For the first time, Europe’s gas and electricity transmission system operators (TSOs) have produced joint scenarios for the energy system up to 2040.
Indicative of the need to more closely integrate the sector, these will now form the basis for planning the development of the respective networks.
“We see these transparent scenarios as a sound basis for our network development plans as well as for any party wishing to perform their own analysis of future policies, market designs or technologies,” says Jan Ingwersen, General Manager of the gas TSO organisation ENTSOG.
2040 decarbonisation scenarios
The three scenarios, which have been widely consulted, offer markedly different possible paths towards a low-carbon energy system in line with European Union (EU) targets.
In the Sustainable Transition scenario, climate action is achieved with a mixture of national regulation, emission trading schemes and subsidies. Quick and economically sustainable CO2 reduction is sought by replacing coal and lignite by gas in the power sector.
Gas also displaces some oil usage in heavy transport and shipping. The electrification of heat and transport develops at a slower pace than other scenarios. Reaching the EU CO2 reduction goal (80-95% in 2050) requires rapid development during the 2040s to be achieved through increased technological adoption or evolution.
In the Distributed Generation scenario, significant leaps in innovation of small-scale generation and residential/commercial storage technologies are a key driver in climate action. Prosumers are placed at the centre. Smart technology and dual fuel appliances such as hybrid heat pumps allow consumers to switch energy depending on market conditions. Electric vehicles see their highest penetration with PV and batteries widespread in buildings. These developments lead to high levels of demand-side response available. Biomethane growth is strong as connections to distribution systems grow utilising local feedstocks.
In the Global Climate Action scenario, global methods regarding CO2 reductions are in place towards full speed decarbonisation. The emphasis is on large-scale renewables and even nuclear in the power sector. Residential and commercial heat become more electrified, leading to a steady decline of gas demand in this sector. Decarbonisation of transportation is achieved through both electric and gas vehicle growth. Energy efficiency measures affect all sectors. Power-to-gas production sees its strongest development within this scenario.
Network scenario takeaways
While each scenario has its own outcomes, some general trends are apparent.
In the 2040 timeframe electricity demand is up by approximately 20% from 3,400TWh in 2015 to between 4,000-4,5000TWh. Conversely annual gas demand is either in line with or lower than the current 5,000TWh demand average.
The growth in electric vehicles is exponential throughout the timeline in all scenario paths, reaching between 50,000 to 80,000 by 2040. Heat pumps and hybrid heat pumps also show growth although the extent is scenario dependent.

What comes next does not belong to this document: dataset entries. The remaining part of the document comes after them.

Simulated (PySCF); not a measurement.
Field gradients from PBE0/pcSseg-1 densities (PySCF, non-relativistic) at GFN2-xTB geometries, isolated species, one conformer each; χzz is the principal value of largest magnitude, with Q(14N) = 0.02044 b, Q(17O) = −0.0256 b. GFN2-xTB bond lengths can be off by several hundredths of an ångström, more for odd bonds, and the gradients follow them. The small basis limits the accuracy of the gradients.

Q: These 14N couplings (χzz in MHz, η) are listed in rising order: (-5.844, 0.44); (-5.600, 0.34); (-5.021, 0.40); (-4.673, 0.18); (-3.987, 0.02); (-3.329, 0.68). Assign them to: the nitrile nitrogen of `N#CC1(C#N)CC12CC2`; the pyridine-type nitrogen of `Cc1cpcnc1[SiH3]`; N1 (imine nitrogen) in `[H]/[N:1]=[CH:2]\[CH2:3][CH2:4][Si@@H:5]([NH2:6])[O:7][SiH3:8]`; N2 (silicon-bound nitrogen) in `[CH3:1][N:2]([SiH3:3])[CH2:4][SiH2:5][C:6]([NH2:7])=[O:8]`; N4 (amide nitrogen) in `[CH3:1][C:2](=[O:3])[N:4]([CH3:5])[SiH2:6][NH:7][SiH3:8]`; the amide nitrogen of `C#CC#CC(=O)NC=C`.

On the supply side the general trends are a reduction in nuclear, while the levels of hydro and pumped storage remain relatively constant. Wind and solar grow as coal and lignite decline. By 2040, renewables are projected to grow to supply 65% to 81% of demand. Moderate growth is projected in the 2020-2030 decade followed by more significant growth in the 2030-2040 decade.
Biomethane developments also are strong in all scenarios reaching up to 13% of green gas supply by 2040, while power-to-gas could grow up to 2.5%.
“Framing uncertainties is key for policy makers, investors and many businesses,” comments Laurent Schmitt, Secretary General of the electricity TSO organisation ENTSO-E. “Our scenarios are exactly about that. This is why we want to take initiatives to increase their usability as we see their relevance for many other parts of society.”
The two organisations ENTSOG and ENTSO-E say that these scenarios bring key improvements over earlier scenarios, including improved modelling of energy consumption.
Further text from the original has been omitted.